Since 2008, Ascher Smith and business partner Adam Kitchen have worked together to deliver design and landscaping for residential and commercial projects.
They work closely with every client from start to finish, paying particular attention to fine details. With 12 years of experience, Ascher uses sketches and watercolour for each client design and offers realistic 3D computer-generated images to create a visual representation before it’s constructed.
This simple yet striking backyard makeover proves well thought-out design is essential for success.
The clients wanted a large spa with decking in a relatively small space. They also requested no garden beds, as they led extremely busy lives.
Ascher created a design that positioned the spa towards the corner of the yard, surrounded by split-level decking, which helped meld the spa into the area without dominating the space.

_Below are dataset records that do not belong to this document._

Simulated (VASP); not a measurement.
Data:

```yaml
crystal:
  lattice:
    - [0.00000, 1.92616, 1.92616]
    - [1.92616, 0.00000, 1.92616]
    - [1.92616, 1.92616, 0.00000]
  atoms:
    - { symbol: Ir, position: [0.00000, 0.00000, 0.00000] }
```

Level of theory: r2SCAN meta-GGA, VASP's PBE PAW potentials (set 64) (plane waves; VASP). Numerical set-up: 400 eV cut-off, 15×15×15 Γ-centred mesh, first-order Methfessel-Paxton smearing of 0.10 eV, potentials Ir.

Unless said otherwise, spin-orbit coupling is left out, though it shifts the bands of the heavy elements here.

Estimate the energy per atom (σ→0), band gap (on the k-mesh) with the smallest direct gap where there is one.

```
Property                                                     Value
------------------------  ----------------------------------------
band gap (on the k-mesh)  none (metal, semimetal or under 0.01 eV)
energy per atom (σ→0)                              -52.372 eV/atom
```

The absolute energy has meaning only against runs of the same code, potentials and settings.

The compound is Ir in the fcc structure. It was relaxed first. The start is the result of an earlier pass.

As the main alfresco was used for entertaining, Ascher was wary of making the overall space appear cramped. To exploit the space and maintain the flow from inside out, large silver travertine pavers were installed under the patio. The pavers were imported from Turkey and open up the entertaining area, while keeping it cool in summer.
Although the clients were reluctant to have garden beds in the design, Ascher persuaded them to include Bambusa oldhamii, an all-round bamboo that requires minimal maintenance. The greenery from this plant also softens the backdrop of timber screening.
On the other side of the alfresco, southwest river stones were laid with more bamboo to relax the mood and provide textural contrast against the timber and travertine. The area was completed with subtle lighting, highlighting the dramatic and contrasting forms of the materials and angles used in the area.
The completed garden offers the perfect balance of proportion, scale and form, while fulfilling the required functions and completing the clients’ home.
Recreating her own courtyard with partner Dylan Lindsay, Ascher Smith’s vision was a Mediterranean, lush, informal garden. It was important for the landscape to include as many deciduous trees as possible to keep the house cooler in the summer months.
Lots of vegetable space was another key requirement, which was implemented through the entire front courtyard garden that is bathed in sunlight all year round.
A distinct Tuscan ambience has been achieved with two large limestone archways, one of which incorporates a wrought iron gate serving as a grand welcoming statement to the property.
The entrance wall is adorned by a trompe l’oeil that presents the optical illusion of looking through a window to rolling Tuscan hills and vineyards.
Inside the courtyard, the Mediterranean theme continues with burnt orange walls providing a backdrop for the luscious green foliage. The use of French Pattern travertine has created a seamless connection with the interior dining room, with a large rosewood and glass sliding door that appears to frame the courtyard.
A timber pergola covered in grapevine mirrors the wooden doorframe while painting a truly Mediterranean picture.
Plantings throughout the area are ongoing with new varieties planted as the space evolves.
A long concrete planter along the length of the space is filled with frangipanis, ground covers and small trees that offer a canopy of privacy from the two-storey building next door. Living walls play an integral part of this design – succulents and delicate varieties are framed on a ‘liquid iron and instant rust’ painted wall, creating a visually appealing backdrop.
With clever up-lighting throughout the area, Ascher and Dylan can admire their garden from every room in the house, even at night.